Sociologists say that 90% of married women claim that their husband’s mother is the biggest bone of contention in their marriages.
Suppose that six married women are having coffee together one morning. What is the probability that:
a) all of them dislike their mother-in law?
b) none of them dislike their mother-in law?
c) at least four of them dislike their mother-in law?
d) no more than three of them dislike their mother-in law?
It is a binomial distribution probability problem.
To facilitate my calculations, I will use an appropriate online (free of charge) calculator
at this web-site
https://stattrek.com/online-calculator/binomial.aspx
It provides a convenient input (and output) for all relevant options/cases.

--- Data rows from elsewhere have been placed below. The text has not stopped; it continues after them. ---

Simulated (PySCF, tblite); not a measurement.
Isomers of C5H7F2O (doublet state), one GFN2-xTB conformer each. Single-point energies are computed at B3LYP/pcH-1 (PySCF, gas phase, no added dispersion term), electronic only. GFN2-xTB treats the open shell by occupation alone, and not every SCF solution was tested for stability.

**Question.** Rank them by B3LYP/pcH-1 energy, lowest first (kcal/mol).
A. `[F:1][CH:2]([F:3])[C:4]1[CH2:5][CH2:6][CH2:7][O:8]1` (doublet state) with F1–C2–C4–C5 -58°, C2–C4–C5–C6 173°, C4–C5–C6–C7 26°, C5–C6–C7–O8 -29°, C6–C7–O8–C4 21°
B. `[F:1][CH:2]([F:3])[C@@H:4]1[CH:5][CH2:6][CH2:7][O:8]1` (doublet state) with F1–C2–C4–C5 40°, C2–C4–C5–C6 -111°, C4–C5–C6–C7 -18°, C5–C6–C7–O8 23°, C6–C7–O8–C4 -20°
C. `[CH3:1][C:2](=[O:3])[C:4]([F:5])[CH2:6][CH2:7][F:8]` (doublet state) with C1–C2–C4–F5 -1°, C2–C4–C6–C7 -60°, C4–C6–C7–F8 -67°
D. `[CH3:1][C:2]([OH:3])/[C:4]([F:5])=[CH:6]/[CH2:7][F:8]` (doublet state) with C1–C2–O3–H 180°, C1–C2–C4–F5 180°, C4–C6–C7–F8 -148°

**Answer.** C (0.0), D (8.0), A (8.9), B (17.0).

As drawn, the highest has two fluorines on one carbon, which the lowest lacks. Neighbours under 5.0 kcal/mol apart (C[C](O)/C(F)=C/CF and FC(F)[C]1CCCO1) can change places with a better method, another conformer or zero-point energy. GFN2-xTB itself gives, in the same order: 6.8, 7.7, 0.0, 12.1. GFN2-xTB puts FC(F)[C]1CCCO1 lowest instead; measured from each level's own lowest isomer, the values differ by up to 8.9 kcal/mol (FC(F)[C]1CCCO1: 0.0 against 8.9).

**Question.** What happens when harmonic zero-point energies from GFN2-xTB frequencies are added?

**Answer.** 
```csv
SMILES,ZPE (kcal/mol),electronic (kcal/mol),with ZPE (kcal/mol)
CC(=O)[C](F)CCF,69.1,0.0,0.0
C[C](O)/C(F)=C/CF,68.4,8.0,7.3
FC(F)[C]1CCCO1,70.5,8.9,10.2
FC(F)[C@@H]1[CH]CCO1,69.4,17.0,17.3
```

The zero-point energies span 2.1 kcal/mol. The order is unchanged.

(a) all of them dislike their mother-in law?
- number of trials n = 6;
- number of success trial k = 6;
- Probability of success on a single trial p = 0.9.
P(n=6; k=6; p=0.9) = 0.531441. ANSWER
b) none of them dislike their mother-in law?
- number of trials n = 6;
- number of success trial k = 0;
- Probability of success on a single trial p = 0.9.
P(n=6; k=0; p=0.9) = 0.000001. ANSWER
c) at least four of them dislike their mother-in law?
- number of trials n = 6;
- number of success trial k >= 4;
- Probability of success on a single trial p = 0.9.
P(n=6; k>=4; p=0.9) = 0.98415. ANSWER
d) no more than three of them dislike their mother-in law?
- number of trials n = 6;
- number of success trial k <= 3;
- Probability of success on a single trial p = 0.9.
P(n=6; k<=3; p=0.9) = 0.01585. ANSWER
Solved.